The euro continued to struggle against the dollar today after the European Central Bank yesterday released details of an unprecedented monetary easing plan designed to lift the faltering euro zone economy.
It was trading as low as $1.0954 this afternoon - its weakest level since 2003 - after trading at $1.1080 in New York on Wednesday night.
The euro yesterday slumped to the 11-year-low against the dollar after ECB chief Mario Draghi said the bank will start buying government debt in its new quantitative easing programme on Monday.
"Following up on our decisions of January 22, we will, on March 9, start purchasing euro-denominated public sector securities in the secondary market," Draghi told a news conference.
He adding that "we have already seen a significant number of positive effects from these monetary policy decisions."
Draghi also told a news conference that the central bank had increased its euro area-wide growth forecast to 1.5% in 2015, 1.9% in 2016 and 2.1% in 2017.
At the same time, inflation was set to come in at zero this year, lower than previously projected, but would pick up to 1.5% next year and to 1.8% in 2017, Draghi said.

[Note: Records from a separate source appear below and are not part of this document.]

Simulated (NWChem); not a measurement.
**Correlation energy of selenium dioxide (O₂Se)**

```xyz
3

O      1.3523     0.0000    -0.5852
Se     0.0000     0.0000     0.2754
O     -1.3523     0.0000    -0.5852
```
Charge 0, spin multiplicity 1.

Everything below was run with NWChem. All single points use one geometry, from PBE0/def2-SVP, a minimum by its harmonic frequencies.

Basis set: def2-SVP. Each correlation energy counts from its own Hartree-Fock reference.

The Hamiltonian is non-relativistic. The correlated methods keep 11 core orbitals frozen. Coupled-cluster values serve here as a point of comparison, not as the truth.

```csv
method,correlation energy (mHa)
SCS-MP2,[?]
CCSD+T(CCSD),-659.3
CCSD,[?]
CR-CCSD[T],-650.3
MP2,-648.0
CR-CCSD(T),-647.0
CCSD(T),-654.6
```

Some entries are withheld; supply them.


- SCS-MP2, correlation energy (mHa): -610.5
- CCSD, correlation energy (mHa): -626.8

Other mixed signals included euro zone jobless rates declining from 11.3% to 11.2% in January, while US jobless figures modestly yet unexpectedly increased.
Meanwhile, the dollar was steady ahead of a key US jobs report later this afternoon. Investors will pore over the figures for clues about the state of the world's top economy, and when the Federal Reserve will start raising interest rates.